Are Students better off freelancing through Fiverr or independently?
For years, I believed that other designers and I would be better off avoiding Fiverr. Like most of the design community, I had a pretty big prejudice built up around the platform. I shared the sentiment that it degrades designers and the industry by promoting cheap work, lowering prices for creative work, and exploiting freelancers.
I had learned that you are supposed to get freelance clients by following more traditional means, through building relationships and developing an online portfolio. Two things I had been striving to do from the start of my journey with design. My first digital design project was a 30-day logo design challenge.

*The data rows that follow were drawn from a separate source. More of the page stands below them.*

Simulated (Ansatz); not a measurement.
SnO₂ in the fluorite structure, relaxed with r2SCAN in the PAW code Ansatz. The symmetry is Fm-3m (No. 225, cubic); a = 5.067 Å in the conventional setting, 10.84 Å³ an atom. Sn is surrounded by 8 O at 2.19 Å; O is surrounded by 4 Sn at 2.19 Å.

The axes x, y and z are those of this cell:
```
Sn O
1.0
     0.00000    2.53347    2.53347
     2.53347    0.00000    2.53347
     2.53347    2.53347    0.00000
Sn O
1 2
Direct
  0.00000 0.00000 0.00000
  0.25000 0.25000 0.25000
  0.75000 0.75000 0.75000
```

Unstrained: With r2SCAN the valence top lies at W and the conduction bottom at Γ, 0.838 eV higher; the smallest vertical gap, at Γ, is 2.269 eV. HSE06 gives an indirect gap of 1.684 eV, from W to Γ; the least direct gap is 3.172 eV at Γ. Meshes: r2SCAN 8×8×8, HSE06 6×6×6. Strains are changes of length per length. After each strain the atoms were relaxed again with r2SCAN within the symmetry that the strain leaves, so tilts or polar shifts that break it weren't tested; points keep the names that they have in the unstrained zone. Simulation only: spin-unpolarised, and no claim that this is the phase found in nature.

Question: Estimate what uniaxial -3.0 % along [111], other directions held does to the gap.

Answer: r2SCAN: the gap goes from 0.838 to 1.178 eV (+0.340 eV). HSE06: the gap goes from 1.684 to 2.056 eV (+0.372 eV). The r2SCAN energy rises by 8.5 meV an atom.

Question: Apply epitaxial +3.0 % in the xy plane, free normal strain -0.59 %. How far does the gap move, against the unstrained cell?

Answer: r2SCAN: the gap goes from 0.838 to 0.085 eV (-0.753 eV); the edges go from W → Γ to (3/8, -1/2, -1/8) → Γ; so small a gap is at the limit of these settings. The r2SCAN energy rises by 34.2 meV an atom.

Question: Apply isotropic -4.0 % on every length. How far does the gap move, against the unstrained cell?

It was great for getting me started on the right track. It enabled me to create consistently, be a part of a community, and provide content for social media posts. I completed the challenge, interacted with other designers doing the challenge, researched, and posted on every social media site that could be relevant. This approach continued with the 36daysoftype, and now my own logo designs.
When I started, I had little experience, and with that little confidence in building work-related relationships. I had to push myself to go out and make connections. A year later, when I began university, I was taking every opportunity that came my way – Talking with university and guest lecturers, joining societies, joining design events and going to networking events.
Distributing your work and taking opportunities to connect with others are essential parts of freelance. Still, if you are not creating high-quality work that solves a problem, then you are not valuable to businesses. It was with this mindset, and a determination to be the best I can, that I put my all into each piece. Learning as much as I could within and outside of university and seeking feedback wherever possible.
Despite going all out for two years with the goal of establishing myself as a freelancer, only two small projects had come my way.
Getting started with Fiverr
It was at this point that a friend told me about someone who had some success freelancing on Fiverr, and recommended I give it a go. I still had my prejudices. But with little success using other options, I thought, why not. I was after the chance to create branding and designs that would get used, to share what I had learned in a more meaningful way, to create work that would help someone achieve their ambitions.
Leveraging my understanding of branding, I positioned myself as an experienced designer who was starting out on the platform to earn some extra money. I analysed successful Fiverr gigs to get an idea of what worked, and with a portfolio of designs already created, I was ready to go within a day.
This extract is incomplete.